Trey Burton didn’t understand the hubbub about his fourth quarter long snap after Sunday’s loss to Washington. Three different circles of reporters cropped up outside his locker, each asking him the same questions. How often does he practice long snapping? When was the last time he’d practiced? Was he ready?
“It’s just snapping the ball, man,” he said, chuckling, after the media maelstrom had subsided. “I just take it, and I snap it.”
Of course, as we saw on Sunday, it’s not quite that simple in execution. Brent Celek struggled mightily when he tried to feed a ball to Donnie Jones for a field goal. Even Burton’s successful snap was a bit high. Jones had to come up with an impressive snare.
“Donnie did a great job,” Burton said. “I mean, it was really high. He snagged it and brought it down. He’s obviously good at what he does. The majority of it’s on him.”
When Celek got hurt during the game, Burton, the No. 3 long snapper on the team’s depth chart, got three practice snaps in before the live version. He thought they felt good. He’d practiced in college, but hadn’t actually long snapped in a live game since his Pop Warner days.
Burton trotted on to the field, sized up the ball, and then let it fly. The Eagles took a 22-21 lead on Caleb Sturgis’s field goal.
As Burton trotted off the field, he sought out Celek on the sideline.
“The ball we used in the game was a lot slicker than the one we used on the sideline,” Burton noted. “I came over to [Brent Celek] and I asked him, did the same thing happen to him after I snapped it? And he said yeah.”
Burton just happened to get a better bounce.
It was yet another contribution from Burton on a banner day for the team’s third tight end. After sitting mired on the team’s bench behind Celek and Zach Ertz, two stalwarts at the position, Burton is getting the looks he clearly deserved in his third year with the Eagles.
He set two career highs with seven catches and 65 yards on Sunday, and factored heavily into the team’s passing attack all afternoon long. Only Ertz (10) and Jordan Matthews (8) caught more passes than Burton, and he saw the same number of targets as Matthews, the team’s best wide receiver.
In his last six outings, Burton has 19 catches for 197 yards, an average of 3.1 catches for 32.8 yards per game. He has 17 catches and 169 more yards than Brent Celek this season, and said he’s begun to establish a comfortable rapport with Carson Wentz.
He’s not doing anything differently, Burton says. He’s just playing.
“I think the biggest change, in reality, is that I’m playing more,” Burton said. “I wasn’t playing as much in the past. So the more reps we get, obviously the more comfortable we’re going to be. [Wentz] does a really good job of going through his reads and his progressions, finding the guy he’s supposed to throw it to.”

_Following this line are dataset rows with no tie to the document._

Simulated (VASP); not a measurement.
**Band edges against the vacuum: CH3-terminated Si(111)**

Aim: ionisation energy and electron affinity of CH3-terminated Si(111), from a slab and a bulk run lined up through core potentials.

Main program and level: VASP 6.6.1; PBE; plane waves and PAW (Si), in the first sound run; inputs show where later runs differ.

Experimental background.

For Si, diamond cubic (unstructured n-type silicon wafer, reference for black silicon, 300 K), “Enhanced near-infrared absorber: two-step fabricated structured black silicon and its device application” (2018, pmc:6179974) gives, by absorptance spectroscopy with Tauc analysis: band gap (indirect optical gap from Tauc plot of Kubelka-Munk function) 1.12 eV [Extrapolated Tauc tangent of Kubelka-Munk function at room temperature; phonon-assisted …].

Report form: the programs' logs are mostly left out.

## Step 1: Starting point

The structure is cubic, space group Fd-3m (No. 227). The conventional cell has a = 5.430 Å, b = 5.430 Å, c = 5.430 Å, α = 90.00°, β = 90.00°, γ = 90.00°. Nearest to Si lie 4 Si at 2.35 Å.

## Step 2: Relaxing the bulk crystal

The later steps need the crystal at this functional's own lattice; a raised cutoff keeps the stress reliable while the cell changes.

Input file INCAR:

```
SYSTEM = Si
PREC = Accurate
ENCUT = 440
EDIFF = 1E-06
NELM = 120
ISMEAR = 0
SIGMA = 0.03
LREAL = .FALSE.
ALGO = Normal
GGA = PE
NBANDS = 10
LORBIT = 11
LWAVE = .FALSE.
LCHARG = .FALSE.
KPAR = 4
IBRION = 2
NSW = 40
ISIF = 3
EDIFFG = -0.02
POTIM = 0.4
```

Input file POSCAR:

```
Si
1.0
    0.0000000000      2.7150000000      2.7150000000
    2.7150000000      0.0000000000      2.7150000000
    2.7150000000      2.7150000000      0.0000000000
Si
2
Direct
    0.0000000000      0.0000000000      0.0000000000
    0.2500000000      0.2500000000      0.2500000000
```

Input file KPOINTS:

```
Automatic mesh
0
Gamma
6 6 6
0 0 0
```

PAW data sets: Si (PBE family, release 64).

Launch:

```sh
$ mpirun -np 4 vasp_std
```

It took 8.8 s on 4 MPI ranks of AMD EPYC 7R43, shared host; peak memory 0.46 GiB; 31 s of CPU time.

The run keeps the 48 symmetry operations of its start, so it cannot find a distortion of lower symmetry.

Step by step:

Wentz, Burton said, hasn’t singled him out during the week as a guy he’s looking for, nor have Doug Pederson or Frank Reich actively shifted the team’s game plans.
“It’s the flow of the game,” Burton said. “People get hurt, people are healthy, whatever happens. It all influences how much I’m going to get in. Because, look at it, I’ve got some great guys in front of me. I’m the third tight end.”
He’s the third tight end, and the third long snapper, two positions normally sans glamour. And yet here Burton is, shining brighter still.